Cities: Skylines is developer Colossal Order’s first meaningful foray into the genre. A developer better known for their transportation simulation games with the Cities in Motion series, one would think that a city-building simulation game is a pretty natural progression. One would be exactly right in thinking this as Cities: Skylines is magnificent. There’s no point trying to hide it, because it just is. Cities: Skylines is just how a city-building simulator should be.
Now I don’t want to give people the impression that Cities: Skylines is re-inventing the wheel for the city-building genre. If anything, they are merely improving and tweaking the wheel to fit modern standards so that we are no longer consigned to playing games made more than a decade ago for a good city-building sim.
You might be thinking, “well hold on, if all they’re doing is just making the game modern, how good can it really be? Am I just playing SimCity with good modern visuals?” To that I ask you, would that be so bad? Still, Cities: Skylines does bring some pretty good new features to the table.

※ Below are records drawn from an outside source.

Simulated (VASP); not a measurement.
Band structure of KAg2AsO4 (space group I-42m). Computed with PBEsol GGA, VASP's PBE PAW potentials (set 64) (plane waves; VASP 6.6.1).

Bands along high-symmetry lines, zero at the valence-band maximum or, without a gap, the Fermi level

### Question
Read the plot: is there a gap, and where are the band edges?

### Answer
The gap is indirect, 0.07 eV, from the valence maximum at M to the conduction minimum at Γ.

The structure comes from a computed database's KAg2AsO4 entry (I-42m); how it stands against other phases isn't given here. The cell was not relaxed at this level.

One of these things is the fact that the amount of land your city encompasses isn’t just limited to the 2km x 2km square that you start with. You get to “buy” more adjacent land tiles to eventually encompass 36 square kilometers of land, and that’s without mods that can bring it up to 25 tiles or 100 square kilometers (you will, however need to a pretty strong rig for that).
Another interesting thing they’ve done is uncouple the idea of commercial and office buildings. Commercial buildings are like shops, departments stores and cinemas, which historically was jumbled up with office buildings. Now they are two separate things, thus allowing you, the player, a lot more freedom when it comes to deciding how your city will be laid out. This makes it so that you don’t have specks of office buildings where you want your retail district to be and random supermarkets in your downtown office areas.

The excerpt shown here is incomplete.